7.8 KiB
7.8 KiB
Implementation Plan
-
1. Add parity primitives to the i18n CJK Guard module
- Introduce a constant naming the Chinese catalogue path alongside the existing English-catalogue constant.
- Add a private helper that returns the dotted-key set of a parsed catalogue, mirroring the audit pipeline's
flattencontract (descend into dicts only; treat scalar leaves and string leaves identically; type-narrow nothing). - Add a private helper that resolves the 1-based line number of a dotted key in raw JSON source text by searching for the leaf segment wrapped in JSON quotes, and falls back to line 1 on any miss.
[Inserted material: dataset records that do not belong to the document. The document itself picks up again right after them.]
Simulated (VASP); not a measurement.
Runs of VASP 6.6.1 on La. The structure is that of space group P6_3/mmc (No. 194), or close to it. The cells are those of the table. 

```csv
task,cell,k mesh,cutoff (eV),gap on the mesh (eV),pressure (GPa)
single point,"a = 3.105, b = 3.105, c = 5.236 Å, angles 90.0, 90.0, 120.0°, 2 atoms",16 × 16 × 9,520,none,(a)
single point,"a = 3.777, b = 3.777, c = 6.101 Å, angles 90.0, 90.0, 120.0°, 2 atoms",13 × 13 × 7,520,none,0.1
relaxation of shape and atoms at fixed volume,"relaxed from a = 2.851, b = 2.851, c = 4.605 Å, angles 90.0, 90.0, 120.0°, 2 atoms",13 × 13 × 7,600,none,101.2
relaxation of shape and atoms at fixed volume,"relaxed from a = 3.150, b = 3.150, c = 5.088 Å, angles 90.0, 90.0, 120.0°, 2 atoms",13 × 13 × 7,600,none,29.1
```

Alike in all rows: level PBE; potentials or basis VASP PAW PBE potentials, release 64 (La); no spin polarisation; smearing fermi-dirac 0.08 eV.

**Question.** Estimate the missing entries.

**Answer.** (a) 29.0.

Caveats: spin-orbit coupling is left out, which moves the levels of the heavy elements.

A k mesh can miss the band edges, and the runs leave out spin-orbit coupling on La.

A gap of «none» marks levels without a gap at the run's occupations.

- Add a private helper that formats a single parity-failure line in the layout
<file>:<line>: parity-en-only: <key>or... parity-zh-only: <key>, with the side parameter typed as a literal of the two allowed strings (improvement carried over from the design review). - Add an immutable result carrier (named tuple or frozen dataclass) holding the parity outcome (passed flag, formatted failure lines including the trailing summary, optional success-summary line).
- All additions stay stdlib-only and import nothing new beyond what the existing module already imports.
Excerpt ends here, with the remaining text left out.